More than three-quarters of investors agree that index funds and exchange-traded funds (ETFs) are a cheaper way to invest, but 71% also believe they are less risky, according to new research published by Natixis Global Asset Management. The findings suggest that many investors have expectations that don’t reflect a full understanding of the risks of index funds versus the benefits.

“It is critical to understand the risks in your portfolio, so it’s troubling to see investors mistakenly assign benefits to index funds that they don’t actually have”

The asset management firm commissioned an independent survey of 750 individual investors in the U.S., from the affluent to the high net worth. It found that: 64% of investors think using index funds will help minimize investment losses; 69% believe index funds offer better diversification; And 61% believe index funds provide access to the best investment opportunities in the market.

However, investors expecting lower risk may have been surprised at the start of 2016 when the Standard & Poor’s 500 had its worst opening since 1928. The index bottomed out on February 11, having fallen 10.5% since trading began in January. The market did rebound, finishing the quarter 0.7% ahead. But tracking the index would have resulted in a hair-raising ride. And while the first quarter might be seen as an anomaly, volatility in markets is not.

“It is critical to understand the risks in your portfolio, so it’s troubling to see investors mistakenly assign benefits to index funds that they don’t actually have,” said John Hailer, CEO of Natixis Global Asset Management for the Americas and Asia. “Index funds have a place in portfolios, but their low cost seems to be providing a ‘halo effect’ that could blind-side investors during volatile markets.”

Professional investors see the role for passive investing differently. Recent surveys of both institutional investors and financial advisors by the asset manager showed they preferred active strategies to take advantage of market movements, generate alpha and provide risk-adjusted returns, while viewing passive investing primarily as a way to save on management fees.

Investors willing to use new investment strategies

The survey finds evidence that investors are willing to move beyond 60/40 allocation investment approaches. Nearly two-thirds (65%) say a traditional approach (equities and bonds) to portfolio allocation is no longer the best way to pursue returns and manage investments.

Further, 70% of investors want new strategies that are less tied to broad markets and 75% favor strategies that can help them better diversify their portfolio, an approach that would seem to open the door to wider ownership of alternative investments.

But just over half of investors (52%) surveyed actually own alternative assets, a grouping that includes private equity, long-short funds, hedge funds and real estate.
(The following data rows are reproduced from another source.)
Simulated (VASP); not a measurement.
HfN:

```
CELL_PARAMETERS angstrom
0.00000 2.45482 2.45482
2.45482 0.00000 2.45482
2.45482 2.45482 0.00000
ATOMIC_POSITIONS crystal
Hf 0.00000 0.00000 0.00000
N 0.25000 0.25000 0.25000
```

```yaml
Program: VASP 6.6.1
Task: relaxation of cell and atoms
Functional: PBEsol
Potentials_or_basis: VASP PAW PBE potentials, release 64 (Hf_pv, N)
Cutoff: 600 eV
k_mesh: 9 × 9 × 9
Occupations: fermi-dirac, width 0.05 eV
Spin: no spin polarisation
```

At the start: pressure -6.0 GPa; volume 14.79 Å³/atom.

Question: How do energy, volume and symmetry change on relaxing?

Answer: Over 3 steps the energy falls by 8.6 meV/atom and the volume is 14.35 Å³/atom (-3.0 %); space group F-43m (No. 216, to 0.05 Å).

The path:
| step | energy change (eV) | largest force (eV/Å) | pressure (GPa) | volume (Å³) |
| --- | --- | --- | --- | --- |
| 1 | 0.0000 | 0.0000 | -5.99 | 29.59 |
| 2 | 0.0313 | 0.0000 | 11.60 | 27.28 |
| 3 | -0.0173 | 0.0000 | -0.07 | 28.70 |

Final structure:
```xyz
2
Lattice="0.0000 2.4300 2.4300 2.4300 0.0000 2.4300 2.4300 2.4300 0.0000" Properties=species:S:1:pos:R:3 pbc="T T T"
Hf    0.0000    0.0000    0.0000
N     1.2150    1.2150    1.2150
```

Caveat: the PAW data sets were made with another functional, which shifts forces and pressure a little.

Investors who don’t own alternatives say the assets are too risky (56%); 34% acknowledge they don’t understand how alternatives work, and 28% don’t think they need alternatives.

Investors say learning more about investing is the number one thing that would help them better achieve their investment objectives – adding to their financial knowledge was named by 42% of respondents.

“It is encouraging to see investors are looking beyond traditional asset classes to build portfolios designed to help them reach their financial goals through the widest range of potential market conditions,” said Hailer. “However, it is clear the financial industry still needs to provide more education to help investors make informed decisions.”

About the survey
Natixis surveyed 750 individual investors across the United States with a minimum of $200,000 in investable assets. The online survey was conducted in February 2016 and is part of a larger global study of 7,100 investors in 21 countries from Asia, Europe, the Americas and the Middle East. The findings are published in a new whitepaper, “Help Wanted: How investor behavior is rewriting the job description for financial professionals.”